We have three Labrador retrievers. Well, two labs and a mix. Nash, known as Nene, is a lab mixed with Great Dane or Mastiff or some other monstrously large animal, possibly a throwback to Tyrannosaurus Rex. He is a sweet dog, and he actually smiles because he is happy to see us. The first time he walked up to me, showing a mouthful of pointy pearly whites, I backed away slowly. However, Nash is a gentleman.
Nash loves stuffed animals, and he will grab them and run around the room. The kids will scream hysterically, but Nash will drop the toy on command.

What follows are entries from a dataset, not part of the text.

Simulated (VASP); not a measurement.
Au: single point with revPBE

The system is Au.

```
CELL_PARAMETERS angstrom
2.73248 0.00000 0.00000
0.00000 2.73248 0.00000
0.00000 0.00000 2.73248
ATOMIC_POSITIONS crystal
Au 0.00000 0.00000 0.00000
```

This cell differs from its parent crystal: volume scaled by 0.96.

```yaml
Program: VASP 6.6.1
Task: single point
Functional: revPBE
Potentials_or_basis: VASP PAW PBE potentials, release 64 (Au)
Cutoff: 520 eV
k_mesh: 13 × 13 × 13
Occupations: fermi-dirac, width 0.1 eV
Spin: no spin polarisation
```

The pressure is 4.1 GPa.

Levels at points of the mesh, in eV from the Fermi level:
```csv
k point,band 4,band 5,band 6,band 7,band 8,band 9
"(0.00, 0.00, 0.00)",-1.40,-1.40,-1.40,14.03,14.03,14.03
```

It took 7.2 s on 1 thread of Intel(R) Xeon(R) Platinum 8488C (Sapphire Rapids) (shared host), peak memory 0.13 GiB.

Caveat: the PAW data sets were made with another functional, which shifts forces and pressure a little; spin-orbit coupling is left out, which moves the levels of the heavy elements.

Unfortunately, we have a neighbor who has cats, and this neighbor does not spay or neuter. The adult cats live for only a couple or three years, and new generations replace the old ones. Her cats are allowed to breed indiscriminately. They are beautiful animals, nicely marked, and very sweet, but because of inbreeding, poor health care, and most likely poor food, they are, to put it bluntly, stupid.
One gorgeous mama cat insists on having her kittens in our shed or burning barrel, right in the middle of the area where our dogs run. Our neighbor will come over, retrieve the mother and the kittens, and take them home to the garage. If she gets out, the mother will try to bring them back to us. And so it goes. Once the kittens are about six weeks old, our neighbor will allow the kittens to go outside. We try our best to keep the dogs away from the cats. Unfortunately, between the dogs, raccoons, opossums, hawks, foxes, and coyotes, the kittens rarely make it much beyond this point. Eventually, only one or two kittens will have survived. At this point, the mother cat will bring them over to the border of the dogs’ radio fence, and all will sit just out of reach, washing themselves, and I’m sure giving the dogs little kitty flip-offs when I’m not looking.
Eventually, the mom will decide it is time to trek the little ones directly across our yard to teach them to hunt baby bunnies and mice in our field. Unfortunately, this is where Nash gets involved. I can see his little doggy brain alert, most likely thinking, “Hey! A walking fuzzy toy!” Or, “Finally! Now’s my chance!” He will run up to the mother cat, who will retreat back home, leaving her kittens to their unfortunate fate--some mother. The kittens will sweetly wave their tails in the air and stare at Nash, who will then grab a kitten and race around the yard with it. He does not kill the cats outright, but the outcome is usually inevitable by the time we tell him to drop it.
We have taken our concerns to our neighbor, and she says she understands—it is an unfortunate thing that her kittens die and she knows the dogs are acting on instinct. I have strongly suggested to her that spaying and neutering are a part of responsible pet ownership. She told me, “But we like having the kittens, and the mother will miss having babies.”
Or if we are going to assign human feelings to an animal, maybe the mothers will be relieved to not have babies, only to have them die.